Some
weeks – some days – are easier than others. This was not one of those easy weeks.
One, my husband has been getting more and more interested in education. To the
point I am explaining testing, standards, funding, etc.
You know
how we, as educators, already know certain things don’t make sense, but then
you explain it to someone out loud and all of the crazy items that are our
every day reality are verbalized? Yep, that’s where I was at. Trying to explain
why we have certain tests. How we are compared to countries like Finland. The
policies on testing students with severe disabilities. It isn’t that he wasn’t
asking good questions that was the issue. The fact that he is not an educator,
but saw the complete insanity in some (most) of these mandates yet no politician
can, made me a bit crazy.
Then I
read this letter drafted by the Illinois Principal’s Association and I got more
irritated. (Click HERE and then on the link below the line that reads: Attachments.)
I mean seriously, let’s look at all of the unfunded mandates. I think a reality
check might be in order.
And then
Luke – my oldest – was sick. All. Week. Long. Low-grade temp and headache. My
husband and I alternated staying home with him. I had the pleasure of teaching
all day and then doing 1-2 hours more of test prep with him every night. And I
don’t begrudge his teachers in the slightest for sending it home. They are
trying to prepare him for something that is insane, and only going to get
worse.
And so, here
I am. And while I am grumpy as I think over the week, I am pushing myself, once
again, to choose a different attitude. This political “stuff” (for lack of a
better word) can make you insane. And I will keep fighting it. But for my own
sanity I am going to sit here on a Friday afternoon and reflect on these
moments from this week. Because it is moments like these that make me want to
teach again on Monday:
· Fifth Grade boy humor. "Mrs. S, did you know Uranus is a gas giant? That
Uranus is blue? That Uranus is lazy because it spins on its side?" Tears
streaming.
· Josh asking Riley
what page he was on in Dark Life and then high-fiving him for being on
the same page. Both of them huddling up to discuss the book at a table.
· A former student
being chosen as the middle school student of the month. One of the hardest
workers with the best attitudes I have ever taught. Can’t think of anyone more
deserving. And a huge Babymouse fan to boot!
· Being so
disappointed in my class that my voice broke when I was talking to them over something
silly. Having one of them hug me later and say they knew I cared because I was
willing to cry in front of them. And I do. J
· Having to talk to my
intervention class about books as I held a Kleenex to my nose for a freak 20
minute nose bleed.
One student smiled at me, while summarizing Paulsen’s My Life in Dog Years
and told me that “this” was a first.
· Book talking
numerous books purchased at Anderson’s over the weekend. They all now have waiting lists.
· Having my students
share what stories my mom tells when she subs for me.
· Writing a poem about my
grandfather’s dog, Cookie. Having an amazing conversation with my students
about why we make the choices we do as a result.

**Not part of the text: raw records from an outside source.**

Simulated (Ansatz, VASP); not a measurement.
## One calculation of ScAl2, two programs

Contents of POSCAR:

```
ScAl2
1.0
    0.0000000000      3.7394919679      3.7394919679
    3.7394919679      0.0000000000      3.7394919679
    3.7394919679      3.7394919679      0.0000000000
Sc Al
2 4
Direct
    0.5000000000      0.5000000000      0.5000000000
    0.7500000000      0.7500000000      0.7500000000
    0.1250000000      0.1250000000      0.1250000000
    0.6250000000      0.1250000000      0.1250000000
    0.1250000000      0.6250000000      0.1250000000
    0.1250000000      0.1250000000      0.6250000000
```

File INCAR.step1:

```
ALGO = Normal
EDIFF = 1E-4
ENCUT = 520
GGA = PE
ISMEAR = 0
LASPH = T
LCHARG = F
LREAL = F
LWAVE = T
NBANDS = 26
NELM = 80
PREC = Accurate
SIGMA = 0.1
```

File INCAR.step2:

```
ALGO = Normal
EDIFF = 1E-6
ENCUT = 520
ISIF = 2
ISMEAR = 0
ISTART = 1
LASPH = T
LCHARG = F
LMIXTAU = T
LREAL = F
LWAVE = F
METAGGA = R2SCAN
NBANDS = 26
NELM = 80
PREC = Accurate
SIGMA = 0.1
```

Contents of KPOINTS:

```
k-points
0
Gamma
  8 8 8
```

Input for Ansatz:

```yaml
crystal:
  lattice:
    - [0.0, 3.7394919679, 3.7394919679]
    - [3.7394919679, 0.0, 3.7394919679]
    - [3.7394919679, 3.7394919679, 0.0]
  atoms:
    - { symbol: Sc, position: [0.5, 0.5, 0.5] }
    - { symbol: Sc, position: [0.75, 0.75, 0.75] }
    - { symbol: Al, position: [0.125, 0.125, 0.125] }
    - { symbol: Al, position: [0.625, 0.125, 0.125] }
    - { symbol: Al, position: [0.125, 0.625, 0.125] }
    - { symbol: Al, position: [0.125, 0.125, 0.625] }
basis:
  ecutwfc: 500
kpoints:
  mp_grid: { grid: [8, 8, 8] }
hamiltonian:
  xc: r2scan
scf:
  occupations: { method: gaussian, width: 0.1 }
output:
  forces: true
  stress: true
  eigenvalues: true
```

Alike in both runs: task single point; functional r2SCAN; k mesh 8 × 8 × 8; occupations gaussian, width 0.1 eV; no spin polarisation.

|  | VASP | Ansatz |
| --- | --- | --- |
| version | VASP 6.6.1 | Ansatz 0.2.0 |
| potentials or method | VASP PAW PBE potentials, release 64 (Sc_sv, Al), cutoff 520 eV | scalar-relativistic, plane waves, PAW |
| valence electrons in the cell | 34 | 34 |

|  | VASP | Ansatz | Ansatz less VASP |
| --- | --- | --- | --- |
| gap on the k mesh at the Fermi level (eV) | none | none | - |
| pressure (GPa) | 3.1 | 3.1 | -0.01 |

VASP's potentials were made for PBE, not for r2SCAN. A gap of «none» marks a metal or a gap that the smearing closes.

I ended my shortened day today (home now
with Luke) by lying on the carpet next to a student and discussing the merits
of Rick Riordan’s books and which ones we liked best. I was completely relaxed. As I
sat in reflection I realized that there was a quiet peace in the room. Twenty-four
kids – large eleven-year-old bodies – were spread around the classroom. You
could hear quiet conversations about books, pages turning. And I came back to
this. As much as I’d like to, I cannot control what happens outside of my
classroom. I will continue to speak up for what I know is wrong. But this
classroom? I can control what it is like. I choose this. I choose conversations
over books, silly lessons on what Parkour is (thanks boys), discussions with my
girls about how we need to remember the lesson of the exclamation mark when we
enter middle school, belly laughs where the tears come, tears from true
feelings, and the feeling of peace I get while lying on the carpet sharing
thoughts around a book. The negative stuff can bring me down. These fabulous
faces and these real experiences remind me of what is really important. And
that is what I’m taking with me into this weekend and all of the days to come.